Helsinki

Forged By Empires, Shaped by the Sea

October 2025 9781805264583 256pp, 16 coloour illus
Forthcoming
Available as an eBook

Description

The Finnish capital has come a long way in 475 years, going from a sleepy fishing village to a thriving Nordic metropolis renowned internationally for its architecture, design and quality of life.

This intricate and expansive new history lays bare the perils – and occasional perks – of Helsinki’s position on the Baltic Sea, sandwiched between East and West. It tells how the city survived the rise and fall of two empires to become the figurehead of independent Finland in 1917. And how, since then, it has grown and flourished through language battles, Soviet air raids and Cold War compromises.
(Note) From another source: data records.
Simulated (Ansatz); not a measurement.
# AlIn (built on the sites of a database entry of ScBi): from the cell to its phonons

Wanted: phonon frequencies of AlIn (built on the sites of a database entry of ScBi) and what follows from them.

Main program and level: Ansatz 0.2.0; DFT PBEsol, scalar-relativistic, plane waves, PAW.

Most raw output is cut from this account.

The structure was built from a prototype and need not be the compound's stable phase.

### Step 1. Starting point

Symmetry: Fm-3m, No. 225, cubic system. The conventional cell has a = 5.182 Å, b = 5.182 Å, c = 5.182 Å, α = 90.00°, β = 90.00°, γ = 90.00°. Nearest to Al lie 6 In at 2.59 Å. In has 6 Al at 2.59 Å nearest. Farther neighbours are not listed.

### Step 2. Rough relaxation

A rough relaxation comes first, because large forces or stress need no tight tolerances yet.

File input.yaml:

Through his trademark flowing prose, Henrik Meinander explores all corners of the city, from trade, military conflict and architecture to the minutiae of everyday existence. And through his eye for a telling anecdote, the reader experiences the city’s momentous events: the 1855 bombardment of Suomenlinna by an Anglo-French fleet, the 1918 Red Uprising and the 1952 Helsinki Olympics.

More than most European capitals, Helsinki has spent centuries at the mercy of geopolitical twists and turns far beyond its inhabitants’ control. This history is a timely reminder of how quickly these forces can alter a city’s destiny – and of how their impact is rarely as deterministic as it first appears.

Author(s)

Henrik Meinander is Professor of History at the University of Helsinki, formerly curator of Helsinki’s Mannerheim Museum and head of the Finnish Institute in Stockholm. His many books on Finnish and Nordic history include the award-winning Mannerheim, Marshal of Finland, and A History of Finland (both published by Hurst), which has been translated into seventeen languages.